Thanks to the work of an acclaimed tree service company or your own work, that large, rotting tree in your yard has finally come down. The debris has been cleaned up and hauled away. The view is more open and there is one less eyesore every time you look out the window. But, a shorter, little less-obvious eyesore remains. The stump.
When a tree is removed there is always that small portion that remains connected to roots and extends deep into the soil. And removing the stump is much more complicated than removing the trunk and limbs. For stump removal, there are some options. Grinding it down or digging it up will remove the last remnants of the tree from the soil. And you won’t have to deal with anything from that tree again. But there is also an option to just bury the stump.
Burying a Tree Stump
When a tree stump is buried, the wood will continue to decompose. The slow deterioration of wood within the soil causes changes to the surrounding soil. Over time, these changes can play a significant role--especially to the soil that is directly above the buried stump.

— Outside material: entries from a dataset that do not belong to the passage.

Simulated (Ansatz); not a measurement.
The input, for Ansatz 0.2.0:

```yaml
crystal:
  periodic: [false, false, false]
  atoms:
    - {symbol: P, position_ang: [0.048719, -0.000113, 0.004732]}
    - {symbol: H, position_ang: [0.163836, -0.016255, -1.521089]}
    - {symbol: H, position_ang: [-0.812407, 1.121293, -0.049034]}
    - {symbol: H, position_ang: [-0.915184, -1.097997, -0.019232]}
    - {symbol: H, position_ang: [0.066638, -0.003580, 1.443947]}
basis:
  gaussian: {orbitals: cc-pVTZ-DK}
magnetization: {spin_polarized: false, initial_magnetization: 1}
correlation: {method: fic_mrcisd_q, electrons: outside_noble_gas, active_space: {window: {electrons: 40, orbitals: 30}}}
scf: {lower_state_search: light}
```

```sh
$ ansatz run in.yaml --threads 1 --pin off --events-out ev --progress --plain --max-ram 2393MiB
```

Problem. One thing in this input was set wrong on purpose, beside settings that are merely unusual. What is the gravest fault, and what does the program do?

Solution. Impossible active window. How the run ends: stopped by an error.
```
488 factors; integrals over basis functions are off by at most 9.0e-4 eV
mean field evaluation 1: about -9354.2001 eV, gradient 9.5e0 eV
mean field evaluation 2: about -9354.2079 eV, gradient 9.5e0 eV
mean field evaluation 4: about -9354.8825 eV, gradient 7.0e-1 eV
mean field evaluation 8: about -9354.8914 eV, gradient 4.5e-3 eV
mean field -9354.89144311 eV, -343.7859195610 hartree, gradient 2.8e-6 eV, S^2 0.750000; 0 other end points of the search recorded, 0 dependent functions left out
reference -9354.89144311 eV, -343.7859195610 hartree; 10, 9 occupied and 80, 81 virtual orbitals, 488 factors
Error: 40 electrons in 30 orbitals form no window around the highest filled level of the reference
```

In 1993, buried tree stumps and branches were ultimately blamed for the death of a 7-year-old boy that died when the ground collapsed around him. The boy was standing on the surface near his apartment in New Jersey where he had played for years. Just four feet down, extending down to 18 feet below the surface, was tree debris that crisscrossed back and forth in the soil. Over time, the soil above would fill the air pockets created by decomposing wood, creating a sinkhole that took his life. As a result, many city ordinances now prevent the burying of stumps and tree debris to prevent this type of problem.
Laws on Burying
Tree Stumps Laws covering the disposal of trees and other wood debris vary greatly. Some jurisdictions prohibit the burying of stumps, while others require a permit. Some jurisdictions will require a detailed site plan which must be filed with a local agency. While others allow stump burying with the approval of a state engineer. Legal stump burying should be researched with the local jurisdiction before anything is buried. City administrators will typically be aware of laws (local or State) concerning the burying of stumps.
The enforcement of these laws is difficult. Finding the guilty party of burying a stump is easiest when they are caught in the act. But normally, people are wise enough to bury stumps without the help of law enforcement personnel. Or they just bury stumps not knowing that they are doing anything wrong. Finding the perpetrator many years later when a sinkhole causes damage or takes a life is much more difficult, and sometimes even safeguarded by law. The statute of limitations in each state varies for criminal acts, and normally expires within a few years which is typically less time than that of a decaying stump. But if caught, offenders typically face a fine or are told to cease stump burying until proper permissions are obtained.
In addition to sinkholes, buried stumps and tree debris can contribute to other problems. Rotting wood will attract roaches and carpenter ants. Additionally, if the rotting wood contains moisture, foul water will leak into the ground. Which may be a concern for areas near artesian wells or where groundwater is a water source.
The next time you remove a tree and want to bury the stump, think about the ramifications--not only for you, but for others. Talk to your local jurisdiction about and laws or ordinances and then make your decision. Burying it might be the best option, or you may just want to remove it all together.